One of my favourite anecdotes about the first Golden Age of Piracy is that, at one point, Captain Henry Morgan left England in one ship, and arrived in the Caribbean commanding a completely different ship, and nobody knows why. What happened to the first ship and how he acquired the second one are entirely unrecorded.
At some point in his short career (1715 until 1718), the English pirate Ben Hornigold attacked a sloop near Honduras just to steal all the hats of the crew, because his own crew had gotten drunk the night before and they had tossed every single one of their own hats overboard.
Bartholomew Roberts, arguably the most successful pirate in history by ships captured (a whopping 470 in 3 years), didn’t actually want to be a pirate. His ship was captured and he was forced to join the pirate crew.
After the original pirate captain was killed, he was democratically elected captain of the pirate crew less than 6 weeks after being captured by them.

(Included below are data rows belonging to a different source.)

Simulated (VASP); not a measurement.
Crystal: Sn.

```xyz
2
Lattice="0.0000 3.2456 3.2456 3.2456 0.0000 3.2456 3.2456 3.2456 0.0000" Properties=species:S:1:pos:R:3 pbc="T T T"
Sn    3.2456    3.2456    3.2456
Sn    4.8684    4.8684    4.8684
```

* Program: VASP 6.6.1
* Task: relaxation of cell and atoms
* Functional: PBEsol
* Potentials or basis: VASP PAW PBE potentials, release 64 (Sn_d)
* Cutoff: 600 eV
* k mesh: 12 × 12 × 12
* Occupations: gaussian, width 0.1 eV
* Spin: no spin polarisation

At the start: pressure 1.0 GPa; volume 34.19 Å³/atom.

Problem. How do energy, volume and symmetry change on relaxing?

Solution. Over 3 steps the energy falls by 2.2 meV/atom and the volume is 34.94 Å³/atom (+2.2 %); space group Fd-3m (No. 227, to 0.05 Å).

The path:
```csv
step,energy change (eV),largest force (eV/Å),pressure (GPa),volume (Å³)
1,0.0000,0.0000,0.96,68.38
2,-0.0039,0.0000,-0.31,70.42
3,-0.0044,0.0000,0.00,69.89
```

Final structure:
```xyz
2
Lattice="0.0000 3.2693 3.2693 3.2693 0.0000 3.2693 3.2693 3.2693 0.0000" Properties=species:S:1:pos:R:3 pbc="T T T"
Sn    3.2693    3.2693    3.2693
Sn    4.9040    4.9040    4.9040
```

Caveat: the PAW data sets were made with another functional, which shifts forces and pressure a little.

My personal fave is Sam Bellamy. His life story reads like a tragic epic novel - poor sailor boy, becomes one of the youngest/wealthiest/most generous (“Robin Hood of the Sea”) pirate captains, hangs out being a pirate with his other dudebro pirate captains, left a mysterious love back from his days of poor sailor boyitude, tragically and abruptly dies at 28 in a storm alongside his closest dudebro pirate captain (possibly whilst on his way to revisit his mysterious love).
These are all great but I think there are two things in particular we really need to talk about:
1. Attacking a ship simply to steal the crews hats has never happened in a movie at that is a travesty.
2. What I’m getting from this is that Bartholomew Roberts is quite literally the Dread Pirate Roberts.